Ballet, answered before your first class
- What age can children start ballet?
- Many studios welcome the littlest dancers into "creative movement" or pre-ballet classes at 2 or 3 — mostly imaginative play that builds coordination and a love of music. More formal technique, with a real barre and structured positions, usually begins around 6 to 8, once children can follow along and hold their focus. There's no single right age: the best first class is a fun, encouraging one. 1,637 studios in this directory list a class for dancers age 3 or younger. Read the what-age-to-start guide →
- Is it too late to start ballet as an adult?
- It's never too late for first position. Plenty of people take their very first ballet class in their 30s, 40s, 50s and well beyond — and good studios love an eager adult beginner. Look for a class actually labeled "absolute beginner" or "adult beginner" rather than dropping into an open class on day one, and give yourself a few weeks to find your feet. 1,569 studios here run adult ballet classes. Find adult ballet classes near you →
- How much do ballet classes cost?
- Where studios publish a per-class price, it runs around $30, with most between $15 and $40. Many studios don't charge by the class at all — they bill by term, semester, or monthly tuition, and multi-class, sibling, and family discounts are common. A first trial class is often free or discounted. Always check the studio's own schedule for current tuition. See what ballet classes cost →
- Can I try a class before enrolling?
- Often, yes. 1,807 studios here offer a free trial or a first class you can try — the low-risk way to see whether the teacher, the pace, and the room feel right before you commit to a whole term. Call ahead or check the schedule, since trial slots often need a quick reservation. Find a free trial class →
- Do I need experience, a leotard, or a certain body to start?

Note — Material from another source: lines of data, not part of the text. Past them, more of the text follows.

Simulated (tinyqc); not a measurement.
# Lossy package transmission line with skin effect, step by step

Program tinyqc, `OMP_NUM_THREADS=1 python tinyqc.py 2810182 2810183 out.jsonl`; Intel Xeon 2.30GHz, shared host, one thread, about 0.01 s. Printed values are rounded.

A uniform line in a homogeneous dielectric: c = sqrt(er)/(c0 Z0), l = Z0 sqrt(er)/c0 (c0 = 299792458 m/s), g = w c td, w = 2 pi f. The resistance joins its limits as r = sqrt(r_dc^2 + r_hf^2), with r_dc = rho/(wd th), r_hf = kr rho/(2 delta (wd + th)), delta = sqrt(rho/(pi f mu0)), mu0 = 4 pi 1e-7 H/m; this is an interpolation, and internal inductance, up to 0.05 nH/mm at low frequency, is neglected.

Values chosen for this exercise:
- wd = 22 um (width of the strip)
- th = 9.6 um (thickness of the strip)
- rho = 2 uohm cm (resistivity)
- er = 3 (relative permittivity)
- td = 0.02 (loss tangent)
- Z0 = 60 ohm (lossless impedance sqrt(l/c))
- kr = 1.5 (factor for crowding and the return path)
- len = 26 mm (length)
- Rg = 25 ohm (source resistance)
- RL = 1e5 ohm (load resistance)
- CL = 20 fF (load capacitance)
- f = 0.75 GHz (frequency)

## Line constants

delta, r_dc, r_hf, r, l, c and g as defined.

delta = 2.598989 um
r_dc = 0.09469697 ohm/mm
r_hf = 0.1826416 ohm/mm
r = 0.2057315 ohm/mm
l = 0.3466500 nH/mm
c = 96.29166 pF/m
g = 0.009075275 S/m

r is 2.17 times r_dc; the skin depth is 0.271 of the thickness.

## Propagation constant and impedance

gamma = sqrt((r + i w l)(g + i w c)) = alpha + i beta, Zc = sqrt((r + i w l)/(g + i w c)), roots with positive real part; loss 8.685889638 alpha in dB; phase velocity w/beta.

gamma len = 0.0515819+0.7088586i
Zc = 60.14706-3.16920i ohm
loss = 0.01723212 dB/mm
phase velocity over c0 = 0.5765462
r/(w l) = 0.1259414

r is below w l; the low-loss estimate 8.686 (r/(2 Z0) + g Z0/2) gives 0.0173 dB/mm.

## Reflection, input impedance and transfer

- No — to all three. Good ballet studios are warm and non-competitive, and a first class expects nothing but a willingness to try. For your first visit, comfortable clothes you can move in and bare feet or socks are usually plenty; you won't need pointe shoes (those come much later, after years of training) and you don't need a leotard to walk in the door. Ballet is for every age and every body.
- What's the difference between Vaganova, RAD, Cecchetti, and Balanchine?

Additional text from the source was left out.